The second advantage of the Christian conception is that the public life is not confined to what the state does, or what government does. The public life is whatever is not the interior life. This means that Christian politics is free to regard family and school, play and work, art and communication, the order of social relationships and the civil order, as integral parts of a whole: as integral and therefore mutually dependent aspects of civilization. (Which, of course, every reflective man knows they are.) But more: Christian politics is obliged to take this view of the matter, for the sake of the poor. What point is there in encouraging virtue in the family, and having it undermined in the school and on the street? What point in passing on truth by the unadorned word, only to have it repudiated by art? What point in arranging the departments of government to assure concord and liberty, when the arrangements of the social and economic orders forbid concord and liberty? All of the public life is the proper concern of politics because the poor live in all of it and need the support of all of it.
The liberal conception of politics came into the world with Machiavelli and Bodin, with Hobbes and Locke, and proceeded to reduce the science of politics to the science of the state. This has Jed, on the one hand, to wretched totalitarianism, where the state does everything; and on the other, to wretched libertarianism, where the state does nothing. It has also led to the liberal mind: imprisoned in its little civil cell, _it has never been able to deal intelligently with the wide and rich political ideas of Plato and Aristotle, much less with the Christian elaboration of classical political thought in the Middle Ages. One of the encouraging signs of our time, heralding the fall of liberalism, is that the carefully articulated target of its enemies is not the liberal state, but the liberal system. What is hated is not so much the particular civil arrangements on which liberalism has lavished its attentions, as the whole public experience which liberalism has allowed to occupy the West.
The third advantage is a corollary to broadening the reach of politics. The Christian conception invites single-minded attention to the “quality” of the public life. This idea has recently been co-opted by statist liberals (the phrase is theirs), and generally been denounced by conservative liberals. Both the initiative and the reaction are understandable. Even the custodians of the liberal system can discern the neglect of quality, and see that it is killing the system. And who, but they, wouldn’t recoil at the prospect of turning over the cure to themselves: to a presidential commission, or a university, or a Brookings study? But the idea remains valid. Indeed I have greater sympathy for the impulse, however belated and benighted, to attend to quality, than for the impulse to do nothing (except maybe say a prayer) about what everyone knows is corrupting the poor. In any event, the argument here is theoretical, not programmatic. The argument is that the public life cannot provide support for the poor unless it provides sensible expressions of truth and beauty and love—unless it sets up sensible signs of the divine. The argument is also that the signs will never appear unless Christians make a conscious effort, in their politics, to set them up.

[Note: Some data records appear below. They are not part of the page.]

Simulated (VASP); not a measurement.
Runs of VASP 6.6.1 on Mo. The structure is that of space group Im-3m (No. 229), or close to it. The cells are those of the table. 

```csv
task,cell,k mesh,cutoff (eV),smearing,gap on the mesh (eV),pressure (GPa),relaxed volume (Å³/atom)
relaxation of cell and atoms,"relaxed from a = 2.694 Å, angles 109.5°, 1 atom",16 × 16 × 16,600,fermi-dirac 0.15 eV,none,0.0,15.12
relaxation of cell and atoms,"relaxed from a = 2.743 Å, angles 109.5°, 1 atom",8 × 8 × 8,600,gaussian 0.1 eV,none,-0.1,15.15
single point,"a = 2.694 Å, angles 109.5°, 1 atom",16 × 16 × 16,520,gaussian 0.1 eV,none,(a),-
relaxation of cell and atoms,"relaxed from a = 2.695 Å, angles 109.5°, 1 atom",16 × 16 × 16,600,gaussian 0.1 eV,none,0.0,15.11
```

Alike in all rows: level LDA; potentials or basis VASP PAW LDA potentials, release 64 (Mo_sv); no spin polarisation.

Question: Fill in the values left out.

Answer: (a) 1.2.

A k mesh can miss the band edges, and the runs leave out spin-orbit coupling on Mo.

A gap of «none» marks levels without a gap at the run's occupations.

You complain that such signs will always be miserable simulacra of what they signify? You are really complaining about the fallen nature of man, about which God has also complained. You will therefore not be so presumptuous as to cast the City of Man into a reflection, however distorted, of the City of Goo? Then you are abandoning the City of Man, as the Incarnate God did not. You wish to limit the power of those who minister to the public life because of the human tendency to misuse power? You are right to do so. But five centuries of liberalism have infallibly taught that for all its contrived constitutions and laws the one thing liberalism does not provide is effective limitations on power. Has power ever been limited effectively in the West except on God’s authority? Is there any better protector of the poor, on the showing of history, than the Church of the Poor?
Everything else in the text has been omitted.